Saturday, 15 June 2019

How to generate a usable map file for Rust code - and related (f)rustrations

Intro


Cargo does not produce a .map file, and if it does, mangling makes it very unusable. If you're searching for the TLDR, read from "How to generate a map file" on the bottom of the article.

Motivation

As a person with experience in embedded programming I find it very useful to be able to look into the map file.

Scenarios where looking at the map file is important:
  • evaluate if the code changes you made had the desired size impact or no undesired impact - recently I saw a compiler optimize for speed an initialization with 0 of an array by putting long blocks of u8 arrays in .rodata section
  • check if a particular symbol has landed in the appropriate memory section or region
  • make an initial evaluation of which functions/code could be changed to optimize either for code size or for more readability (if the size cost is acceptable)
  • check particular symbols have expected sizes and/or alignments

Rustrations 

Because these kind of scenarios  are quite frequent in my work and I am used to looking at the .map file, some "rustrations" I currently face are:
  1. No map file is generated by default via cargo and information on how to do it is sparse
  2. If generated, the symbols are mangled and it seems each symbol is in a section of its own, making per section (e.g. .rodata, .text, .bss, .data) or per file analysys more difficult than it should be
  3. I haven't found a way disable mangling globally, without editing the rust sources. - I remember there is some tool to un-mangle the output map file, but I forgot its name and I find the need to post-process suboptimal
  4. no default map file filename or location - ideally it should be named as the crate or app, as specified in the .toml file.

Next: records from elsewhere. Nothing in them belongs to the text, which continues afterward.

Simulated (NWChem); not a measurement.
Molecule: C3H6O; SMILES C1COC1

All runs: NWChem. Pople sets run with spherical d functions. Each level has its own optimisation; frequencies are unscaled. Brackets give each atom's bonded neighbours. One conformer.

How to generate a map file

Generating map file for linux (and possibly other OSes)

Unfortunately, not all architectures/targets use the same linker, or on some the preferred linker could change for various reasons.

Here is how I managed to generate a map file for an AMD64/X86_64 linux target where it seems the linker is GLD:

Create a .cargo/config file with the following content:

.cargo/config:
[build]
    rustflags = ["-Clink-args=-Wl,-Map=app.map"]

This should apply to all targets which use GLD as a linker, so I suspect this is not portable to Windows integrated with MSVC compiler.

Generating a map file for thumb7m with rust-lld


On baremetal targets such as Cortex M7 (thumbv7m where you might want to use the llvm based rust-lld, more linker options might be necessary to prevent linking with compiler provided startup code or libraries, so the config would look something like this:
.cargo/config: 
[build]
target = "thumbv7m-none-eabi"
rustflags = ["-Clink-args=-Map=app.map"]
The thins I dislike about this is the fact the target is forced to thumbv7m-none-eabi, so some unit tests or generic code which might run on the build computer would be harder to test.

Note: if using rustc directly, just pass the extra options

Map file generation with some readable symbols

After the changes above ae done, you'll get an app.map file (even if the crate is of a lib) with a predefined name, If anyone knows ho to keep the crate name or at least use lib.map for libs, and app.map for apps, if the original project name can't be used.

The problems with the generated linker script are that:
  1. all symbol names are mangled, so you can't easily connect back to the code; the alternative is to force the compiler to not mangle, by adding the #[(no_mangle)] before the interesting symbols.
  2. each symbol seems to be put in its own subsection (e.g. an initalized array in .data.

Dealing with mangling

For problem 1, the fix is to add in the source #[no_mangle] to symbols or functions, like this:

#[no_mangle]
pub fn sing(start: i32, end: i32) -> String {
    // code body follows
}

Dealing with mangling globally

I wasn't able to find a way to convince cargo to apply no_mangle to the entire project, so if you know how to, please comment. I was thinking using #![no_mangle] to apply the attribute globally in a file would work, but is doesn't seem to work as expected: the subsection still contains the mangled name, while the symbol seems to be "namespaced":

Here is a some section from the #![no_mangle] (global) version:
.text._ZN9beer_song5verse17h0d94ba819eb8952aE
                0x000000000004fa00      0x61e /home/eddy/usr/src/rust/learn-rust/exercism/rust/beer-song/target/release/deps/libbeer_song-d80e2fdea1de9ada.rlib(beer_song-d80e2fdea1de9ada.beer_song.5vo42nek-cgu.3.rcgu.o)
                0x000000000004fa00                beer_song::verse
 
When the #[no_mangle] attribute is attached directly to the function, the subsection is not mangled and the symbol seems to be global:

.text.verse    0x000000000004f9c0      0x61e /home/eddy/usr/src/rust/learn-rust/exercism/rust/beer-song/target/release/deps/libbeer_song-d80e2fdea1de9ada.rlib(beer_song-d80e2fdea1de9ada.beer_song.5vo42nek-cgu.3.rcgu.o)
                0x000000000004f9c0                verse
I would prefer to have a cargo global option to switch for the entire project, and code changes would not be needed, comment welcome.

Each symbol in its section

The second issue is quite annoying, even if the fact that each symbol is in its own section can be useful to control every symbol's placement via the linker script, but I guess to fix this I need to custom linker file to redirect, say all constants "subsections" into ".rodata" section.

I haven't tried this, but it should work.